The Demand Function.
____
Hello,
Welcome to this Tutorial about the Demand Function. In a market environment it is important to measure the offered commodities by the prices each of these commodities costs, this is done with the Demand Function. In financial markets terms, such Demand Function Measurements can be especially interesting when determining new trends or seasonal patterns. The Demand Function can be calculated and created for any commodities a supplier is offering, that can be anything from Raw Materials, Foods , Electronics etc. Important is to know what external and internal factors have an impact on the Demand Function as these factors can change the demand function and lead to a Left Side Shift or a Right Side Shift. In this tutorial, I am explicating what the Demand Function is, how to create the Demand Function, and also what are the main factors that are leading to the change of the Demand Function (Left or Right Side Shift).
____
▶The Demand Function And How It Is Calculated:
When looking at the left side of my chart you can watch there how a typical Demand function can be illustrated. The demand function shows the positive correlation of each piece and the amount of currency, in this case, US-Dollar the piece costs. For example there is a Computer Hardware Company selling Technical Equipment such as a Mouse as seen in the Demand Function in my chart for 4 US-Dollar each Mouse, which means the company is selling two Mouses for 8 US-Dollar , the linear function then shows the positive correlation of the offered commodity in A = The Number Amount Of Pieces and the price P = The Price For The Amount A Of The Pieces. The Demand Function is then calculated by firstly creating the gradient which is created by dividing △ P with △ A and then multiplying it with the amount A for each piece on the lower x-axis, additionally adding the value t which is the point on the y-axis where the function begins, in this example case it is t = 0, taking these steps there comes the Demand Function as seen in my chart.
____
▶Dynamics That Lead To A Shift In Demand And In The Demand Function:
The demand and therefore also the Demand Function for a certain commodity can be influenced by factors that either decrease or increase the demand for a certain commodity. When the demand is decreasing this simultaneously means that the price for the commodity is going higher while on the other side when the demand increases the price for the commodity is lowered. These factors can be induced by the supplier which is offering the commodities itself or it can be induced by external factors such as policies and regulations or a change in the competition and market segment. In the following, I am listing 4 of the main reasons why a shift in demand and therefore also in the Demand Function happens.
• 1. The Price of Production Factors Changes:
If the price of production factors to produce a certain commodity is increased or decreased this has effects on the demand function. Therefore if for example the price of plastic that is needed to produce the mouse in our example is increased this will lead to higher production costs and as a result of that to a lower offer as the company produces less (Left Side Shift). When the price for the copper that is needed to produce the mouse is lowered this will lead to an increased and accelerated production which turns out to come around as an increased offer and the demand function is shifted to the right side (Right Side Shift).

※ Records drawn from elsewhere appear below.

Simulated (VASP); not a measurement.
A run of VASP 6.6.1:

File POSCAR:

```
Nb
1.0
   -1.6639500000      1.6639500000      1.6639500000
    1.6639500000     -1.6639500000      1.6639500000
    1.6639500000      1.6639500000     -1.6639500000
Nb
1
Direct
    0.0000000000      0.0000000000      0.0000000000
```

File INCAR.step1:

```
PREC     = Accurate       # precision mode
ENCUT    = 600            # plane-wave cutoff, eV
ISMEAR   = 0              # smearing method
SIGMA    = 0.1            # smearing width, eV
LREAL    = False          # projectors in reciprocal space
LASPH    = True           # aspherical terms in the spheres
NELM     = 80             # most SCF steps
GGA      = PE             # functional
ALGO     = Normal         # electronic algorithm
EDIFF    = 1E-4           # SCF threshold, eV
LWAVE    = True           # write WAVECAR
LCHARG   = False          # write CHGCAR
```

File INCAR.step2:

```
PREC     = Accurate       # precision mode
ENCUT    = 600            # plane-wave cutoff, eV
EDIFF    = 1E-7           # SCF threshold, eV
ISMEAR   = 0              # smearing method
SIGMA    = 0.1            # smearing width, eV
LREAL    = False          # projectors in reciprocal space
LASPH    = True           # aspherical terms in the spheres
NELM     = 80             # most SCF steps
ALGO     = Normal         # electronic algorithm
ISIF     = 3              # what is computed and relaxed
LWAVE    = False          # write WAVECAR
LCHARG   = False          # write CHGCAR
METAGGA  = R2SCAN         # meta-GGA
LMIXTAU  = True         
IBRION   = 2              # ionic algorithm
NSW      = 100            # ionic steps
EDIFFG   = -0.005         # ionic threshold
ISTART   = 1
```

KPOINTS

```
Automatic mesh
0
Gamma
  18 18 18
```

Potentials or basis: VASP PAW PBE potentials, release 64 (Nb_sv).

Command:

• 2. The Competition in the Certain Sector Changes:
A further factor which leads to a change in demand and therefore the Demand Function is when a shift in the Competition of the Certain Sector takes place. Therefore when the company has formed a good standing in the industry in which it is and there are other companies less competitive that go bankrupt this means there is less competition in the market and the demand is decreased (Left Side Shift). Otherwise, when there are popping up several competitive companies in the same sector the demand is increased (Left Side Shift).
• 3. Subsidies and Taxes:
A very crucial factor that is leading to a change in demand and therefore the Demand Function is from external factors such as fundings of subsidies the company received or taxes that are having negative effects on the production. In this case when the company is granted fruitful subsidies and funds by for example investors or funds the company can increase its produced offer (Right Side Shift). On the other side if the government comes around and measures higher taxes on the production of Computer Mouses this will lead to a lowered production and therefore decrease in the produced offer with lower demand given (Left Side Shift).
• 4. Expectations:
The fourth factor that has an impact on the demand and therefore the Demand Function is what the company expects its market will be in the future. In this case, when a company expects that a fruitful season is coming around with many customers that are looking to buy the produced commodity it will increase the produced offer leading to higher demand (Right Side Shift). Otherwise when the company expects a negative indication with many regulations and looming production factors coming around it is going to decrease the produced offer of commodities leading to a lowered demand (Left Side Shift).
____
In this manner, this is my Tutorial about the importance of the Demand Function, how it is calculated and what are the pivotal factors having an effect on the Demand and therefore the Demand Function. Put forward this is a major fundament for looking at certain companies in the market comparing them and calculating important changes in production as well future expectations together with other derivements the function can be implemented for.
Information provided is only educational and should not be used to take action in the markets.